I’ve worked at the same place for about ten years. Almost six years full time, the rest part time. I have changed significantly from when I started working there, in fact, if me ten years ago walked up to me today, I’d hardly recognize her. I’ve changed physically, emotionally, spiritually, and even economically.
I don’t make much money working at this place. I’ve always struggled to make ends meet. In the beginning of my tenure there, I never had enough leftover to save any money. If something went wrong with my car, I charged it. If I wanted to take a weekend trip, I charged it. If I was short on money but needed groceries, I charged them. In the beginning I thought one day I’d get another job and catch up or get married and then it wouldn’t matter (yeah, that makes me laugh, too). Then, as I matured, I realized the Knight with Shining Checkbook wasn’t the answer to my problems, deep pit and I was drowning in it.
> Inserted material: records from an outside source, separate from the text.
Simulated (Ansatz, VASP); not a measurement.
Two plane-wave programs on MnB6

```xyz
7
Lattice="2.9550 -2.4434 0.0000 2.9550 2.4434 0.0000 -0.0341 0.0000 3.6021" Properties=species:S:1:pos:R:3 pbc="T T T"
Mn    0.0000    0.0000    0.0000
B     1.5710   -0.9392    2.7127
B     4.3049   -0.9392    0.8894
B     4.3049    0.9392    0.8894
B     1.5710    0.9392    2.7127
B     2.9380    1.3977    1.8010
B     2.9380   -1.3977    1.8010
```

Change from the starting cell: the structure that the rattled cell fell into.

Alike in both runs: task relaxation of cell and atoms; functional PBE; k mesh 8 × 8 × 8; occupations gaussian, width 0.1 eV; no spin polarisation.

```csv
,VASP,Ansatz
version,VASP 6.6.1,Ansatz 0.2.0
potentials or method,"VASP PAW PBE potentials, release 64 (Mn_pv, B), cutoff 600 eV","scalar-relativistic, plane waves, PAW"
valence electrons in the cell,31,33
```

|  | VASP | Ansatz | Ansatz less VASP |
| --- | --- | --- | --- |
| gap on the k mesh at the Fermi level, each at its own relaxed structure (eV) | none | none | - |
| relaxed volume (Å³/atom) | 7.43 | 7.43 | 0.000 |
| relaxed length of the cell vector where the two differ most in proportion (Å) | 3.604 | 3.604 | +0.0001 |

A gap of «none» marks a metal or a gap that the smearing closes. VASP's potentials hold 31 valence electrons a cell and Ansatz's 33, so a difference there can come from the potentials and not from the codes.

Knowing the pit was of my own making didn’t help. God was faithful, though. About two years ago, I finally gave him my checkbook and my finances and let go. I came to enjoy the department I finally landed in and after a while I settled in. I got on a budget. My credit card didn’t get used (it’s very lonely). I picked up odd jobs and babysitting jobs on the weekend. I lived within my means and was managing to get out of debt a little bit at a time. God even gave me a car to drive when the old one died.
I told the Lord that I was happy. I was going to be okay. I may not be rolling in dough, but I had a roof over my head, food to eat, and clothes to wear. So I told the Lord that if he wanted me to move on, he would have to make it so abundantly clear that even I wouldn’t miss it. I stopped looking for jobs (someday I’ll list my jobs and show how I never got a job I applied for – every job I’ve ever had I’ve fallen into backwards).
Two years went by. I plugged along, being faithful with what little I had. I even managed to save enough money for a plane ticket to California for my first vacation in ten years. I was, indeed, okay.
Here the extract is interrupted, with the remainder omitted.